Thursday, April 01, 2010

Faulty Intelligence

Most of us, boys and girls, play baseball as children, follow baseball, and think we have an 'understanding' of the game. We know when to take a pitch, when to think about the hit and run, when a pitcher is tiring, and of course, when to try to score the runner from second on a single.

So when the GM, manager, coach, fill in the blank 'screws up', we howl in protest. "Wow, they really botched the Lowell trade" or "how can they keep this guy"? Do we know what we don't know?

We're caught between "In Theo We Trust" and "I know what I see," and struggle to choose between believing and seeing. Baseball writers have incredible access, but not exclusivity when it comes to the power of observation. Old men labor under the prejudices of lengthy observation (if you watch baseball for fifty years, you think you've seen it all, from Mike Kekich to Albert Belle) and young writers suffer delusions of adequacy, not having the experience of the greybeards.

All of which brings us to the lengthening shadows of Spring Training, and the inevitable decisions of roster cutdowns, the veritable "life and death" career crossroads for the Alan Embrees, Tug Huletts, Joe Nelsons, and Scott Atchisons. Some will live on, others go into baseball purgatory, the minors, and others will see their livelihood simply evaporate. Others fall into another category, like Junichi Tazawa, betrayed by the frayed humanity of an ulnar ligament.

I know what it's like to live perilously "on the bubble" of a baseball roster, having treaded water on the banks of the Styx during a disagreeable college baseball career. Your food doesn't taste good, your sleep forsakes you, and a sunny spring day can afford all the joy of a wake, your own.

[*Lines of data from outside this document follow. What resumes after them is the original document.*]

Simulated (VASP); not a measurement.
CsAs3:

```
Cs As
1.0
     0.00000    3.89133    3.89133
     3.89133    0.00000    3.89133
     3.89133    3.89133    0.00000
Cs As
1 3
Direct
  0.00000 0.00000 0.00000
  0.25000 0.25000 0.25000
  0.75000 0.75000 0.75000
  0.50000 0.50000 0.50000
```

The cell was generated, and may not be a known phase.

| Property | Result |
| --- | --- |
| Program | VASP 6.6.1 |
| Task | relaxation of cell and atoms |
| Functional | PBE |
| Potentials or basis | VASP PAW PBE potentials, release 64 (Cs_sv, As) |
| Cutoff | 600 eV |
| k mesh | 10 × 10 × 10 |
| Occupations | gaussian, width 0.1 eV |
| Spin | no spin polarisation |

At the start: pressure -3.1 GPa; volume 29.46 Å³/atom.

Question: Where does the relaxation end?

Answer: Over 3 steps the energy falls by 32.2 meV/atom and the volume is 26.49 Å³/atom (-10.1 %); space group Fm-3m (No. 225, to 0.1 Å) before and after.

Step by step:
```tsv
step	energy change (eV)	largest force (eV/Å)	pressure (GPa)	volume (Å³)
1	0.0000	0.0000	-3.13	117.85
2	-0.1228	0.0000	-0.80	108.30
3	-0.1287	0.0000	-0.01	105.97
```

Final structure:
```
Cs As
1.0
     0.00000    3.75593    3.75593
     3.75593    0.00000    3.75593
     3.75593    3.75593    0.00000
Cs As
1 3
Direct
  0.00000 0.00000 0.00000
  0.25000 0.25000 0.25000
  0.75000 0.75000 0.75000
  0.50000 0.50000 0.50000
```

Who will 'win' the final and fungible roster spot? We know that it won't be Alan Embree, who was hit like a rented mule, and that Scott Schoeneweis, the specialist, apparently has won the job, as much because of timing as performance. Schoeneweis' three year splits have shown him effective against lefties with a limited track record against the Sox' nemesis the Yankees.

Who am I to dare to comment on the final sacred roster spot? Just another guy with no up close observation of the combatants with as much faulty intelligence as the next guy.